Detroit Lions: Bye Week Priorities


They only get one bye a season, so they’d better make good use of it. I think the Lions were selected for the best week off this year: week nine. In the past decade, the Lions haven’t had a bye week beyond week seven except for in 2006 when they were off in week eight. Week nine is perfect for these guys because it’s exactly midway; they don’t have to stretch any part of their season extra long until they reach the post-season.  Teams that took their byes back in week five or so will start to wear down in weeks 13, 14, etc. Hopefully, this break at the half is beneficial to the Lions come December when everyone’s running on tired legs and scraping for wins.

This week must not go to waste, and there’s a few things they should look at to make sure the second half of the season is as or more successful than their first.

Personnel: Detroit has the unfamiliar problem of having too many players that can produce, particularly on the defensive side. With the addition of safety Chris Harris, the Lions’ coaching staff will have to decide what pieces will make the best secondary. It seems likely that with Harris’s skill set, he would take over the strong safety spot for Amari Spievey, but that could be a difficult move to make. Spievey has had a solid season thus far and is a far cry from his first couple seasons in Detroit as a runningback-converted-safety. However, though his three interceptions look good on paper, most were a product of quarterbacks overthrowing their receivers while Spievey was sitting back in the zone. Harris is much more experienced and will be anxious to prove himself against his former team, the Chicago Bears.

Resting the injuries: This is pretty cut and dry; every team looks forward to the break not only to catch their breath, but to rest up some nagging ailments. Some of the less serious injuries that appeared on the Lions’ Week Eight Injury Report included Rob Sims (illness), Gosder Cherilus (knee), and Chris Houston (back). These are all injuries that should clear up on their own just with some rest. In the case of Matthew Stafford (ankle), the break couldn’t have come at a better time. Yes, he looked good and played phenomenally Sunday against the Broncos, but resting a for a portion of this week should take him off the week ten report completely. In the cases of Rashied Davis and Nick Fairley, another week only helps. Perhaps this will be the point in the season where Fairley is able to heal up enough to play out the rest of the season, although that’s not likely. Jahvid Best’s concussion has no timetable, but at least he won’t be missing a game this week and has a chance to come back in the next few.

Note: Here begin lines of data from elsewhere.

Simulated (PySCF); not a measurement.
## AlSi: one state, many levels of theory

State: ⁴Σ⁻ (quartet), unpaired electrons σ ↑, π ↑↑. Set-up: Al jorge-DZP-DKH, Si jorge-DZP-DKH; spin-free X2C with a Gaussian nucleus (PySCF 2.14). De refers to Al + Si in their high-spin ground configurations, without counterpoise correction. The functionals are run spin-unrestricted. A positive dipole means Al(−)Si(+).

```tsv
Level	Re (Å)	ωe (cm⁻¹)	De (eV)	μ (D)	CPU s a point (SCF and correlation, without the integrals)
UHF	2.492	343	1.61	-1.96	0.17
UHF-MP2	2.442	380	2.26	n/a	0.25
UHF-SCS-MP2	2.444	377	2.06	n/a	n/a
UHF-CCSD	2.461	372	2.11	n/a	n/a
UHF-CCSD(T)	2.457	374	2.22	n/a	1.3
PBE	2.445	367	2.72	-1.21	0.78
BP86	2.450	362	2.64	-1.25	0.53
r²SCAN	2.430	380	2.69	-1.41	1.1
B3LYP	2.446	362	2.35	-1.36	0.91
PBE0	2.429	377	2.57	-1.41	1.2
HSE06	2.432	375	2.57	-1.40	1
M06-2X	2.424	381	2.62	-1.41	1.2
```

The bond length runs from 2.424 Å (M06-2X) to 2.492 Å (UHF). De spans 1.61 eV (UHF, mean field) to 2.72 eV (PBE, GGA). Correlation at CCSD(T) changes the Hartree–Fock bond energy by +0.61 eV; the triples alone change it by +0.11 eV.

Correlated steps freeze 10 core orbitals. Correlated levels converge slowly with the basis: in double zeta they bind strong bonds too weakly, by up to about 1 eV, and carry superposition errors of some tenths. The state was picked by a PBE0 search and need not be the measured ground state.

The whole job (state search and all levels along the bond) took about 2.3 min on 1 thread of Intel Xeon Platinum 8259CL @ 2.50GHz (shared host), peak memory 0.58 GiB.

Second half preparation and scouting: The majority of these Lions are new to the idea that there’s something to play for even in the month of November. How are they going to handle the increased pressure and demand of the second half of the season? Detroit is 4-0 on the road this season, but as the year progresses, playing away from Ford Field will get exponentially more difficult, especially at fields where weather is a factor (Lambeau). Their locker room leaders and coaches will be invaluable to their run after the bye.

Speaking of Lambeau, Detroit is well aware that they have to face the best team in the league twice in the second half. The Green Bay Packers are the only NFC North team the Lions haven’t seen so far this season, and you can bet that their scouts are paying close attention to them for when they meet on Turkey Day. If they want a win against the Packers, Thanksgiving at Ford Field is a much safer bet than waiting until their last game at Lambeau Field.